Monday, October 31, 2011

Save the Cucumbers! Global Gardens Oil and Vinegar

"A cucumber should be well-sliced, dressed with pepper and vinegar, and then thrown out." - Samuel Johnson

Apparently, Samuel Johnson wasn't using the right vinegar.

I always bring my friends up to the Santa Ynez valley for a day when they visit, because it’s wine country and my friends are alcoholics. This past Saturday I went up to the Santa Ynez valley to spend some time with my friend Charyl, who lives there.

Our destination was Los Olivos, a picturesque town of 1,000 residents where every storefront is a tasting room or art gallery of some kind. We were headed to Global Gardens, owned and operated by Theo Stephan. Theo produces all different kinds of olive oil, vinegar, sauces, and glazes. She’s recently released her first cookbook, Olive Oil & Vinegar for Life, with lots of creative recipes (including lots of vegan ones!).

While Charyl waited in line to get her cookbook signed by Theo, I looked around the store. Look at all that fancy oil and vinegar!

Since Charyl is a member of Global Gardens, we got an olive oil and vinegar tasting for free. I would have taken straight shots of the stuff – it was that good – but they provided delicious artisan bread from Solvang Pie Company to dip in it.

I was most impressed by the taste of the walnut oil. Theo’s daughter Anita, who was in charge of the tasting, told me that their walnut oil provided 100% of my daily Omega-3 fatty acid requirement. Since I don’t eat fish, I’m always looking for ways to get more Omega-3; usually I just binge on ground flax seed (and by “binge” I mean sprinkle it in my oatmeal).

So I bought a bottle of the walnut oil. (I used it to grill tofu that night and it worked really well; it withstood the high heat much better than olive oil does.)

Outside the shop, Theo’s other daughter was providing tastes of some of the recipes in the new cookbook. I tried the Cowgirl Blue Caviar made with Meyer Lemon Balsamic Bliss, one of Global Gardens’ signature vinegars. Obviously, it’s not really caviar – it’s a dip made of avocado, garlic, corn, beans, cilantro, and of course olive oil and vinegar. Yum!

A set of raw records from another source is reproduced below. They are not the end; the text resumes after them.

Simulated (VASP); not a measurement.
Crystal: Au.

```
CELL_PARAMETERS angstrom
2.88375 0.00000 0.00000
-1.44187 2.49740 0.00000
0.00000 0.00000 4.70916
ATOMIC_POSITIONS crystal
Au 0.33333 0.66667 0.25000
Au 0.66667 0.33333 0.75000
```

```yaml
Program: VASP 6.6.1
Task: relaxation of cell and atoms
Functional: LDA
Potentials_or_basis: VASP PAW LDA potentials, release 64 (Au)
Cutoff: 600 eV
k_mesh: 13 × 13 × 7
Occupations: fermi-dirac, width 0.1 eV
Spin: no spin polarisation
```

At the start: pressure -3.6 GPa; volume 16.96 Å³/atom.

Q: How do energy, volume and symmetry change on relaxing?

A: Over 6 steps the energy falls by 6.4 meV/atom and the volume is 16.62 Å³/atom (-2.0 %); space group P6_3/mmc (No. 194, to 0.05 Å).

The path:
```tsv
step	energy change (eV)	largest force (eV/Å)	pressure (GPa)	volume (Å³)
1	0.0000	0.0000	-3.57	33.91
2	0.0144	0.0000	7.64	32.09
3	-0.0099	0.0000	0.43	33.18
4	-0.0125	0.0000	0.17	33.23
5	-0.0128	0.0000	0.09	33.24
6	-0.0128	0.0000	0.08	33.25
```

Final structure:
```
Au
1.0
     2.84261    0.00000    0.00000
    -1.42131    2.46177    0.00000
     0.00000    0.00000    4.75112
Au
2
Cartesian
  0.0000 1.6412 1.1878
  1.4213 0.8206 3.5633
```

Since I had splurged and dropped $20 on fancy walnut oil, I couldn’t afford to buy my own copy of Theo’s cookbook, but I went ahead and stole some of the recipes out of Charyl’s copy. I’m excited to try them – but the Global Gardens operation is really inspiring and it makes me want to invent my own recipes using oils and special vinegars.

If only Samuel Johnson had known about Global Gardens (or had lived two hundred years longer), he wouldn't have wasted so many cucumbers.